It is important to note that the inverse R-squared score is not a commonly used metric, and it is not a commonly accepted way to evaluate the performance of a regression model. It may be useful in certain contexts, but it should be used with caution. It is not always meaningful to interpret it.
Usage: r2_score_inverse
# import metric
from symlearn.core.metrics import r2_score_inverse
# initialize models
ffp_model = FFP(
error_function=r2_score_inverse,
# arguments
)
# calculate scores
train_score = r2_score_inverse(y_train, y_fit)
test_score = r2_score_inverse(y_test, y_pred)
print(f'Training Set Score: {train_score}')
print(f'Testing Set Score: {test_score}')
Maximum Residual Error (MAX ERROR)
New (V 0.1.1)
The maximum residual error metric in regression is a measure of the largest difference between the predicted value of the model and the actual value of the dependent variable. It is often used as a measure of the worst-case error of a model. Mathematically, it can be represented as:
\[MAX\;ERROR = max(|y_{i} - {\hat{y}}_{i}|) \quad , \quad \forall i \in n\]where \(y_{i}\) is the actual value of the \(i^{th}\) data point, \({\hat{y}}_{i}\) is the predicted value of the \(i^{th}\) data point, \(\overline{y}\) is the mean of the actual values, and \(n\) is the number of data points.

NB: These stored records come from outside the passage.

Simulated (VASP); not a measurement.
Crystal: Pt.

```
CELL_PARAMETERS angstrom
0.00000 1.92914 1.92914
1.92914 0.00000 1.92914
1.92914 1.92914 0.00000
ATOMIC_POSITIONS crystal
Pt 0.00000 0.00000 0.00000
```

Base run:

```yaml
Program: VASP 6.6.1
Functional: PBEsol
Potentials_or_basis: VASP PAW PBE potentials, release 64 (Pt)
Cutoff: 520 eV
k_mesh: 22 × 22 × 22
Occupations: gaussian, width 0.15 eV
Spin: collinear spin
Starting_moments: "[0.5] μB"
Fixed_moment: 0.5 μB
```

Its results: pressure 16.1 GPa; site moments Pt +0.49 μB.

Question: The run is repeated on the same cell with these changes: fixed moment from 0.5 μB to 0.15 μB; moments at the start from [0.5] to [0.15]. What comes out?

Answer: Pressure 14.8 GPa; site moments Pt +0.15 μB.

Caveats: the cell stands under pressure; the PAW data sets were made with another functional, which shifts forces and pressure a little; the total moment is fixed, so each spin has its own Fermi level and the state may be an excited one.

The maximum residual error metric is useful for identifying the worst-case error of a model, but it can be sensitive to outliers and may not always be representative of the overall performance of the model. It is best used in conjunction with other metrics like mean absolute error, mean squared error, and R-squared score to get a better understanding of the model’s performance.
Usage: max_residual_error
# import metric
from symlearn.core.metrics import max_residual_error
# initialize models
ffp_model = FFP(
error_function=max_residual_error,
# arguments
)
# calculate scores
train_score = max_residual_error(y_train, y_fit)
test_score = max_residual_error(y_test, y_pred)
print(f'Training Set Score: {train_score}')
print(f'Testing Set Score: {test_score}')